Aseem Trivedi after being arrested by the police in Mumbai. Photo: AP.
Updated: Thu, Sep 20 2012. 06 47 PM IST
Truth be told, I didn’t find Aseem Trivedi’s cartoons all that good. Like all political cartoons, they are abrasive and in-your-face, but lack the trenchant wit of great cartoonists like George Grosz and Robert Crumb.
Trivedi’s bestial drawings are intended to offend, and come from a place of pain. To call them cartoons is like calling Sonu Nigam a classical ustad.
Gang rape of Mother India? Come on. That’s as subtle as hitting me on the head with a Mayawati statue. Where is the satire in that? Kasab, as a dog, urinating on the Constitution? A cliché masquerading as cartoon.
Don’t get me wrong. I admire Trivedi. In him, I see the youthful idealism of someone I knew a long time ago: me. Trivedi believes that it is possible to instigate change and he is willing to go out on a limb for that. He seems to have a moral compass, which is more than you can say for some of those opposing him. The Parliament as a toilet bowl was a clever analogy. But this piece is not about constitutional law or about civic activism. It is about cartoons—an art form that seems to capture the mood of the moment.

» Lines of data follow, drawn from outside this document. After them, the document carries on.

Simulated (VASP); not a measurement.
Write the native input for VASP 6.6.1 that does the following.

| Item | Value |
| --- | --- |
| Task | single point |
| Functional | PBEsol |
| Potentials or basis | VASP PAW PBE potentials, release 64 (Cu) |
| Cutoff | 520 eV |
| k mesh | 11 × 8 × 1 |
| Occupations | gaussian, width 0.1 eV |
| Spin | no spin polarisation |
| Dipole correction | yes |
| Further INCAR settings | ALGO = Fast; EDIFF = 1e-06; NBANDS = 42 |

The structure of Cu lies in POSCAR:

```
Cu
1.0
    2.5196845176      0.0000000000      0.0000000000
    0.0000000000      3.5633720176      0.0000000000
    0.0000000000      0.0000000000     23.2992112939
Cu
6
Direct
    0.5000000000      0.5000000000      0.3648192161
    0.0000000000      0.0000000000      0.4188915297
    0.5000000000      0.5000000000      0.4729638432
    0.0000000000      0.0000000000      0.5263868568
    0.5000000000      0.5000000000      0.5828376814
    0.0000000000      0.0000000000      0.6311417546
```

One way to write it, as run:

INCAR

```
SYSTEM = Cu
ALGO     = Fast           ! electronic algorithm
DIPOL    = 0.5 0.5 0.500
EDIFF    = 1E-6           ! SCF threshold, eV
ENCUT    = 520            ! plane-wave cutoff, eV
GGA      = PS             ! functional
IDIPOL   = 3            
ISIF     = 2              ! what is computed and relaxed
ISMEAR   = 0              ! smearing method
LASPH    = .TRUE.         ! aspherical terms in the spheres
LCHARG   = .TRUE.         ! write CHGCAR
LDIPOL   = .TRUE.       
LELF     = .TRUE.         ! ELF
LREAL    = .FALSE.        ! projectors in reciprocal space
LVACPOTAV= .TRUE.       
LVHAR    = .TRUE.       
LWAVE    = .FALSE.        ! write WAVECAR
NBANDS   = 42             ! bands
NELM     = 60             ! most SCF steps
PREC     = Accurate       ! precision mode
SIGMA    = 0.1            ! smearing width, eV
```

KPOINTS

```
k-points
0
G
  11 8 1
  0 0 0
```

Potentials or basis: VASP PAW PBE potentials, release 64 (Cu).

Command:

Cartoons have become lightning rods for controversy. They are easy to share, take a short while—in these time-compressed times—to digest, and are often easy to understand. They compress the message and can, therefore, be quickly transmitted throughout the world—the Danish cartoons of the prophet Muhammad being an example.
India has had fine cartoonists, in spite of the rap that we Indians don’t have a sense of humour. R.K. Laxman’s work had a narrative punch. You could imagine the backstory of the “common man” simply by what Laxman suggested on the page with a few lines. Mario Miranda’s cartoons were more tongue-in-cheek. They poked fun but originated from affection rather than malice.
I met Miranda once, at his home in Goa. He received me in his peach-coloured study with its high ceilings, black and white etchings, and well-placed curios. His hair was grey and his eyes were keen. He hobbled in using a stick and offered me his full name as sardonic introduction—Mario Joao Carlos do Rosario de Britto de Miranda—before instructing me to call him “Mario”. Three dogs came in after him as he sat down in his salon. It was during the Christmas holidays and Miranda’s house was full of people, including his daughter-in-law from Austria, family and friends. He hated Christmas, he said. He hated being “forced to be happy”. He was spending his days listening to the opera, drawing cartoons and making fun of his European neighbours who had moved to Goa to enjoy its unhurried pace and relaxed life. Susegad, as Miranda called it.
Cartoonists like Miranda and Bangalore’s Paul Fernandes, who runs aPaulogy, aren’t as strident as today’s political cartoonists. Although they aren’t political cartoonists in the tradition of Grosz, whose savage cartoons of Nazism earned him accolades, they share Grosz’s eye. As fellow cartoonist Matt Buck said, “Grosz drew with an unsparing eye and produced powerful reflections of what people do rather than what they say they do.” The same could be said of Miranda’s depictions of Goa and Fernandes’ depictions of Bangalore. Trivedi’s work is more like Danish cartoonist Kurt Westergaard, whose depiction of the prophet Muhammad with a bomb in his turban sparked worldwide protests from Muslims. Subtle it is not.
Cartoons are a sophisticated instrument in the hierarchy of humour, falling above slapstick, jokes, humorous observations and wit. Cartoons use sarcasm, which requires an understanding of truth and irony. Psychologists say that children learn to lie as early as three years old, but learn sarcasm much later. People with certain forms of autism and brain damage cannot understand sarcasm with its biting wit and bitter hostility.
So why did Congress leader R.P. Pandey lodge a complaint against Trivedi? Why did West Bengal chief minister Mamata Banerjee imprison Ambikesh Mahapatra, the professor who poked fun at her? Is it because Indians don’t have a sense of humour? I don’t think so. Judging from the Tamil movies that I favour, we Indians do have a sense of humour. It’s just that we prefer our humour to be lower down the totem pole. We like slapstick, just like babies. Babies laugh at slapstick: people tripping, wires pinging, cheeks popping. This is the humour that we are born with. With cultural conditioning comes the milieu that makes us appreciate sardonic wit or specific Sardarji jokes.
The problem with today’s cartoons and Trivedi’s in particular is that cartoons have lost their sense of humour. Insults are cheap and easy to do. Combining them with sarcasm and wit is hard and that is where Westergaard, Trivedi, and others like them fail.